How an Italian's slight sparked the idea for the Grand Egyptian Museum - Salam
As-salamu alaykum. Farouq Hosny likes to tell the surprising story of how the Grand Egyptian Museum began more than thirty years ago.
He says the thought came after a well-known Italian publisher and designer, Franco Maria Ricci, insulted Cairo's 123-year-old Museum of Egyptian Antiquities by calling it a “storage warehouse” during a chat in Paris.
“To my surprise, the anger I felt made me tell him that we would build the world's biggest museum in Egypt,” Mr Hosny, who was Egypt's culture minister from 1987 to 2011, recalls.
“That was in 1992, and at that time we weren’t building or even thinking about such a thing. But I blurted it out because I was so upset. He then asked where it would be, and I said it would be near the pyramids.”

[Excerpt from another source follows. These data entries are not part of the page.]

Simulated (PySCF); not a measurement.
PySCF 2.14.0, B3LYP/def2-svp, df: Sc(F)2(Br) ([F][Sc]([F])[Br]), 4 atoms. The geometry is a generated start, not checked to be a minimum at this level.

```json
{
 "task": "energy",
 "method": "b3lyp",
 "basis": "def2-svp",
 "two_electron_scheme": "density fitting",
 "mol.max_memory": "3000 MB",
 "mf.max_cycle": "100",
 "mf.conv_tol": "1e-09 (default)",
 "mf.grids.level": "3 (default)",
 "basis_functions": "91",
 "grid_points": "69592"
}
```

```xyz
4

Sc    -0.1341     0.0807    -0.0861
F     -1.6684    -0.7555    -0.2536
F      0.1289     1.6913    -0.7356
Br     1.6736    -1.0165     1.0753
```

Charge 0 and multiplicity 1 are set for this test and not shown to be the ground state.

That offhand reply, says the 87-year-old, became the seed for the $1.2 billion Grand Egyptian Museum, which is now set to open with a grand ceremony attended by many world leaders.
But the remark wasn’t wholly out of the blue. Mr Hosny, also a respected abstract painter, had long been uneasy about how Egypt’s ancient treasures were displayed. “I always felt something was missing. The old Egyptian museum in Tahrir is a beautiful building with wonderful artefacts, but every time I left I felt down and drained. It felt like our civilisation wasn’t shown the respect it deserved,” he explains of the colonial-era museum housing over 100,000 items. “I didn’t know what to do - perhaps I needed that flare of anger from a stranger’s insult to push me into action.”
Mr Ricci took the joke seriously and flew to Cairo the next week to talk. They visited the desert on Cairo’s western edge and picked a likely site, though it turned out the air force had property there. Later, Mr Hosny went back with Field Marshal Hussein Tantawi and they found a raised spot with sweeping views of the Giza Pyramids. That is where the Grand Egyptian Museum now stands.
Mr Ricci, who died in 2020, was friends with Italy’s then-prime minister Giulio Andreotti and persuaded him to give Egypt $5 million for a feasibility study. Four years later the complete eight-volume study was ready, covering effects like wind, earthquakes, rain and sun.
“To realise your dreams is like a crown to wear,” Mr Hosny says, speaking at his yet-to-open art museum that will display his work and his private collection of European contemporaries’ paintings and sculptures.
With a shock of silver hair, his signature scarf and handkerchief, the Alexandrian artist and former minister still shows a deep love of art despite the passage of time and life’s ups and downs. In his 24 years as culture minister under the late President Hosni Mubarak, he championed Egypt’s ancient heritage while never abandoning his passion for painting. “Art is not secondary to my soul,” he insists.
What moves him most about pharaonic artefacts is their artistic power. “As an artist, I always felt pharaonic pieces steer my feelings. Every time I visited the treasures in Luxor I returned to Cairo recharged. They awaken something grand inside me. Every time I stand before them I’m amazed as if I’m seeing them anew.”
Mr Hosny says his pride in the Grand Egyptian Museum doesn’t eclipse his satisfaction at helping establish many small and mid-sized museums across the country during his tenure - the Museum of Civilisations in Cairo, the Mosaics Museum in Alexandria, the Textiles Museum in the capital, and the Embalmment Museum in Luxor among them.
“It was never about big or small,” he says of his own museum in Zamalek. “This one is small but full of energy and vision.” He prefers it to be called by the name he chose: The Small Museum.
May Allah bless efforts that preserve and honour our heritage.